I am currently taking a class on module theory, and we recently defined a free $R$-module (over some fixed ring $R$) as follows:
An $R$-module $F$ is free if there exists a set $S\subseteq F$ such that $S$ is both linearly independent and a generating set for $F$. We call such an $S$ a basis for $F$.
We proved shortly after that, given a set $S$, we can construct a free $R$-module $F(S)$ with basis elements that are in one-to-one correspondence with the elements of $S$ as such: $$F(S)=\bigoplus_{s\in S}R_s$$
where $R_s$ is the ring $R$ considered as a left $R$-module over itself.
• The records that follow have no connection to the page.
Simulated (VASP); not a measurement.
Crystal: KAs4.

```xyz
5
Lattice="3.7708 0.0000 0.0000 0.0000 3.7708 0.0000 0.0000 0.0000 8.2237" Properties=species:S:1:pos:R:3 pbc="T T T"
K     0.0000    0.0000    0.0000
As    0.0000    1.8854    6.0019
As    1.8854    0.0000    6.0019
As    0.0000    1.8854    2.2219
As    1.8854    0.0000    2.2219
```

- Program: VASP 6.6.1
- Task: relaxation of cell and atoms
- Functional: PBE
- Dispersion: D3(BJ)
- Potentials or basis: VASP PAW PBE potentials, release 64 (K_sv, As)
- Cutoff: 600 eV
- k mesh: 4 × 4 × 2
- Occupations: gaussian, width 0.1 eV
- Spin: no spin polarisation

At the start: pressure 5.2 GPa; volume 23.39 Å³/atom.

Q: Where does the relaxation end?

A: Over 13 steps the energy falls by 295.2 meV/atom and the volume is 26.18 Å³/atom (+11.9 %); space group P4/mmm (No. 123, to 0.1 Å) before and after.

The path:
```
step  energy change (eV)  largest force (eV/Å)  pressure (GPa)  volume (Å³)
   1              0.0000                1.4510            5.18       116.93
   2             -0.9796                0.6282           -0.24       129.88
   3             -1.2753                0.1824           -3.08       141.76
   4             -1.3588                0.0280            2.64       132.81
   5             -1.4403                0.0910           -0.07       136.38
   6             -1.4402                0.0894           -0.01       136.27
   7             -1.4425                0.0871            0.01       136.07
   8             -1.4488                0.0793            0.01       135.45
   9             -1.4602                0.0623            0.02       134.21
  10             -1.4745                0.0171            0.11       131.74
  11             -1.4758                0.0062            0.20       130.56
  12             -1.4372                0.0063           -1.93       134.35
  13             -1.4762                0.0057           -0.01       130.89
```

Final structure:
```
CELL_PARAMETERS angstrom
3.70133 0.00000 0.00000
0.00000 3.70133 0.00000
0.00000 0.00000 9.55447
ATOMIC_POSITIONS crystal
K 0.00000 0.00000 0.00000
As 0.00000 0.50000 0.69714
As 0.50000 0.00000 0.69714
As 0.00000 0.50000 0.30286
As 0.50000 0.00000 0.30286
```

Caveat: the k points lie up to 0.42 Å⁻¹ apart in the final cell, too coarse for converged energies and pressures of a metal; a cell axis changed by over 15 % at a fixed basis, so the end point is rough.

The $R_s$ notation confuses me - does it mean that we are taking as many copies of $R$ as there are elements in $S$, and direct summing them? As a simple-minded example, then, if I want a free $R$-module with basis $S=\lbrace s_1,...,s_n \rbrace$, then I should let $F(S)=R\oplus R\oplus ...\oplus R$, where there are $n$ factors of $R$?
This seems like $F(S)$ will be fairly complicated if $S$ is a sufficiently nasty set (although that is more of an observation than a strike against the result).
What you say is correct. About your last sentence, notice that what really matters for $F(S)$ is just the cardinality of $S$, not how $S$ is defined concretely.